On Thu, Sep 13, 2012 at 11:23 PM, tip-bot for Jan Beulich
<JBeulich@suse.com> wrote:
>
> x86: Prefer TZCNT over BFS

This patch is insane.

> For the moment, only do this when the respective generic-CPU
> option is selected (as there are no specific-CPU options
> covering the CPUs supporting TZCNT), and don't do that when size
> optimization was requested.

This is pure garbage.

Anybody who thinks this:

> +#if (defined(CONFIG_X86_GENERIC) || defined(CONFIG_GENERIC_CPU)) \
> +    && !defined(CONFIG_CC_OPTIMIZE_FOR_SIZE)

is a good idea should be shot. Don't do it.

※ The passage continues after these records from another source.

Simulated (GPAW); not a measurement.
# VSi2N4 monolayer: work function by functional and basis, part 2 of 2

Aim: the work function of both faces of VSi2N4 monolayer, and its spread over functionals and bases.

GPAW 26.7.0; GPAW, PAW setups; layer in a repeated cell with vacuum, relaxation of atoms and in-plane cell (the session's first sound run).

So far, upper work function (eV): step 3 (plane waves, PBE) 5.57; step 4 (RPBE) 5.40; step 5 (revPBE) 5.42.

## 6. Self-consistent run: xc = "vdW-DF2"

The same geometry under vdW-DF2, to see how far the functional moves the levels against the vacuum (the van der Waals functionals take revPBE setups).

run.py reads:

Introduce a new CONFIG variable with a sane name, for chrissake, the
same way we have CONFIG_X86_XADD etc. It would be logical to call it
X86_TZCNT, wouldn't it?

And then add sane rules for that in the x86 config file. And no, the
above is *NOT* a sane rule at all. If I read that right, it will
enable TZCNT even for old 32-bit CPU's, for example. That's just
f*cking insane.

Stop this kind of idiocy. The code looks bad, and the logic is pure shit too.

                Linus

^ permalink raw reply	[flat|nested] 11+ messages in thread

* Re: [tip:x86/asm] x86: Prefer TZCNT over BFS
  2012-09-14 21:14   ` Linus Torvalds
@ 2012-09-14 21:32     ` Borislav Petkov
  2012-09-17  7:41     ` Jan Beulich
  1 sibling, 0 replies; 11+ messages in thread
From: Borislav Petkov @ 2012-09-14 21:32 UTC (permalink / raw)
  To: Linus Torvalds
  Cc: mingo, hpa, linux-kernel, JBeulich, tglx, linux-tip-commits

On Fri, Sep 14, 2012 at 02:14:57PM -0700, Linus Torvalds wrote:
> On Thu, Sep 13, 2012 at 11:23 PM, tip-bot for Jan Beulich
> <JBeulich@suse.com> wrote:
> >
> > x86: Prefer TZCNT over BFS
> 
> This patch is insane.
> 
> > For the moment, only do this when the respective generic-CPU
> > option is selected (as there are no specific-CPU options
> > covering the CPUs supporting TZCNT), and don't do that when size
> > optimization was requested.
> 
> This is pure garbage.
> 
> Anybody who thinks this:
> 
> > +#if (defined(CONFIG_X86_GENERIC) || defined(CONFIG_GENERIC_CPU)) \
> > +    && !defined(CONFIG_CC_OPTIMIZE_FOR_SIZE)
> 
> is a good idea should be shot. Don't do it.
> 
> Introduce a new CONFIG variable with a sane name, for chrissake, the
> same way we have CONFIG_X86_XADD etc. It would be logical to call it
> X86_TZCNT, wouldn't it?
> 
> And then add sane rules for that in the x86 config file. And no, the
> above is *NOT* a sane rule at all. If I read that right, it will
> enable TZCNT even for old 32-bit CPU's, for example. That's just
> f*cking insane.
> 
> Stop this kind of idiocy. The code looks bad, and the logic is pure shit too.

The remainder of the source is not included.